Saturday, September 15, 2007

Unbelievable comeback, stemming from the difference between the Red Sox's top relievers early in the season vs. how they're pitching now. April and May, Dice-K was circumnavigating 6 innings against the Yankees, running up the pitch count, constantly being in trouble, but getting away relatively unscathed. His high pitch counts in games at the beginning of the seasonal marathon drastically affected his endurance over the full season.

Ditto for the arms of Okajima and Papelbon, who were the unhittable combination that made the game literally a 7 inning affair in the teams' first meetings. The drastic difference in Japanese baseball for a pitcher, especially ones as heavily relied upon as Daisuke and Hideki for Boston, no doubt is inhibiting their abilities late in the season. The transition is tough overall for Japanese players who aren't Ichiro, seemingly thanks to the combination of the scheduling differences (less games in a Japanese season, guaranteed off-days on every Monday) and an MLB-wide ignorance of this effect. Dice-K was treated like a seasoned American League veteran who can handle throwing a mythic number of pitches because he's so used to throwing every day, or something along those lines.

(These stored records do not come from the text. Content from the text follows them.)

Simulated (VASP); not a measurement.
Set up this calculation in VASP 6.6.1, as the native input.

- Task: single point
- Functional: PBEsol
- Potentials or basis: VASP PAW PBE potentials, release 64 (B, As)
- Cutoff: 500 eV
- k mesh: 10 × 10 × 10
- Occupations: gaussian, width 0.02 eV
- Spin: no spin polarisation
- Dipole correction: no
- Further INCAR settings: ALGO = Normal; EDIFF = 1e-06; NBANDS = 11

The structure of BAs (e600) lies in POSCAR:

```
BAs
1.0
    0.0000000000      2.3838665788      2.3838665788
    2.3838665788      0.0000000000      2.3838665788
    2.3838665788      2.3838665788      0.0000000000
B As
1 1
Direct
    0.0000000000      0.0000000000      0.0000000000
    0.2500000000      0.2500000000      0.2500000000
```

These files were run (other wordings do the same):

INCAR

The difference in the leagues can be seen from even a Yankees perspective, both this year and in the past, thanks to the failures of the combination of Japanese pitchers and the pinstripes, as well as the streaky nature of Godzilla. Still, though, the Yankees have found fresh young arms at the right time in the right places late in the season, and have also found the right combination of effective front of the line starters. For all the talk of the Joba Rules, his unavailability was survived tonight, and you now have the combination of Wang/Chamberlain/Rivera scheduled and available for tomorrow's game. I presume Rivera will be available based on the effectiveness of Luis Vizcaino even with an apparent stiff shoulder. Mariano pitching more than an inning Wednesday, off Thursday, one inning Friday....it would make sense to use him on Saturday, then say he's unavailable on Sunday.

One thing the Yankees should learn, though, is to not guarantee he's available for all three games of the series and play the macho, must-beat-Boston headgames. It's enough that the Official Gutsy Veteran Martyr of the '07 Season starts Sunday, we don't need to hear about Mariano Rivera talking his way into a game that could take some of the crispness off his all-important arsenal heading forward. That lesson should be totally apparent based on the dropped velocity of Big Papi II.

The bottom line is, the game was like drawn-out torture to watch due to its length and pace, and it looked as though the Yankees emotionally were pulled from competitiveness when the deficit hit 5. And yet they won the game, and nobody had to bite the bullet and extend themselves into dangerous territory out of the bullpen. They were able to overcome a shaky outing from their #2 starter and so many men left on base early in the game and pull out a victory.

One of the most gut-wrenching yet entertaining regular season games you can find in a baseball season. So many crucial decisions made during the game, so much speculation to follow after the game about what managers did. A player looking like a defensive disaster, as though he was afraid of the ball at first base, and then getting credit as the ignitor of the spark for the 6-run comeback. Pick any angle to remember it by when you talk about it, it was an amazing game.